US 12,032,905 B2
Methods and systems for summarization of multiple documents using a machine learning approach
Christophe Blaya, La Roquette sur Siagne (FR); Srudeep Kumar Reddy Katamreddy, Antibes (FR); Bernard Jean Marie Rannou, Cannes (FR); and Bastien Dechamps, Malakoff (FR)
Assigned to AMADEUS S.A.S., Biot (FR)
Filed by AMADEUS S.A.S., Biot (FR)
Filed on Oct. 16, 2020, as Appl. No. 17/072,340.
Claims priority of application No. 1911579 (FR), filed on Oct. 17, 2019.
Prior Publication US 2021/0117617 A1, Apr. 22, 2021
Int. Cl. G06F 40/211 (2020.01); G06F 40/253 (2020.01); G06F 40/284 (2020.01); G06F 40/40 (2020.01); G06N 20/00 (2019.01)
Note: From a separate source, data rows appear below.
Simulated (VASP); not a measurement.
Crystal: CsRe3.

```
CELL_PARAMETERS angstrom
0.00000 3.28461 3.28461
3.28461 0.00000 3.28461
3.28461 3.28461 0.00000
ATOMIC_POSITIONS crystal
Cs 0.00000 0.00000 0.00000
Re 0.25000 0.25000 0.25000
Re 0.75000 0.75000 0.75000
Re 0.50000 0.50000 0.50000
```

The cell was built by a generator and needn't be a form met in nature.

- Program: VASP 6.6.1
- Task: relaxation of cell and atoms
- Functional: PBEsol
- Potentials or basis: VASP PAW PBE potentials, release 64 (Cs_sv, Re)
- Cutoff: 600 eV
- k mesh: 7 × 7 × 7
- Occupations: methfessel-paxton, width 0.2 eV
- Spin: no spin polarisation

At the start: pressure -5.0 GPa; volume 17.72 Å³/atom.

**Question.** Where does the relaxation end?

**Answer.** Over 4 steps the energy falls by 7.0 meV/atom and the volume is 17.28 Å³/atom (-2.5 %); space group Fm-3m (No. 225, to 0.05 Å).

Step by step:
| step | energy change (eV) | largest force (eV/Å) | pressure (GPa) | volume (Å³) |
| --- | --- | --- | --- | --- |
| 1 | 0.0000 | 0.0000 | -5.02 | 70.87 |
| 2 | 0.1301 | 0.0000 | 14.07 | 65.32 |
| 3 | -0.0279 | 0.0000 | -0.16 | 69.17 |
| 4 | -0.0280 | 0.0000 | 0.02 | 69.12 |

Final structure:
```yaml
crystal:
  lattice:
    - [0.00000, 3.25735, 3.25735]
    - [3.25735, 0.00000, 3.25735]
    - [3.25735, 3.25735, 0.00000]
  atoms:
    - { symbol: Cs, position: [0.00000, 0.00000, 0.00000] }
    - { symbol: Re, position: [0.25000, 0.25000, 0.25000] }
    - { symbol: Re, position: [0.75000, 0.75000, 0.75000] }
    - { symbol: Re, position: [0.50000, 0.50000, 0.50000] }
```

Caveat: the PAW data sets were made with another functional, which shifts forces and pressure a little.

CPC G06F 40/211 (2020.01) [G06F 40/253 (2020.01); G06F 40/284 (2020.01); G06F 40/40 (2020.01); G06N 20/00 (2019.01)] 14 Claims
OG exemplary drawing
 
1. A computer-implemented method for summarising text, comprising:
identifying, based on a search query, a plurality of text documents;
obtaining a plurality of input sentences defining the text documents, the input sentences comprising respective sets of tokens;
forming a plurality of topic groups comprising respective subsets of the input sentences according to a predetermined mapping between the tokens and topic identifiers;
executing a natural language processing module employing a language model trained using tagged samples of text in a target language, to determine, for each token of the input sentences, part-of-speech (POS) data representing a grammatical function of the token in its corresponding input sentence;
substituting each token with a token/POS pair based on the POS data determined via execution of the model;
for each topic group:
(i) constructing a graph data structure having a plurality of nodes representing unique token/POS pairs, and edges connecting the nodes in sequences corresponding to the input sentences of the corresponding topic group,
(ii) generating a plurality of ranked candidate summary sentences based upon subgraphs of the graph data structure having initial and final nodes representing valid sentence start and end token/POS pairs, and
(iii) selecting the top-ranked candidate summary sentence;
(iv) computing a numerical suitability measure for each input sentence in the topic group based on comparisons between the top-ranked candidate summary sentence, and the input sentences, and
(v) selecting, as a natural-language summary for the topic group, a preferred one of the input sentences, based on the numerical suitability measures; and
returning, in response to the search query, a summary of the plurality of text documents comprising the natural-language summary for each topic group.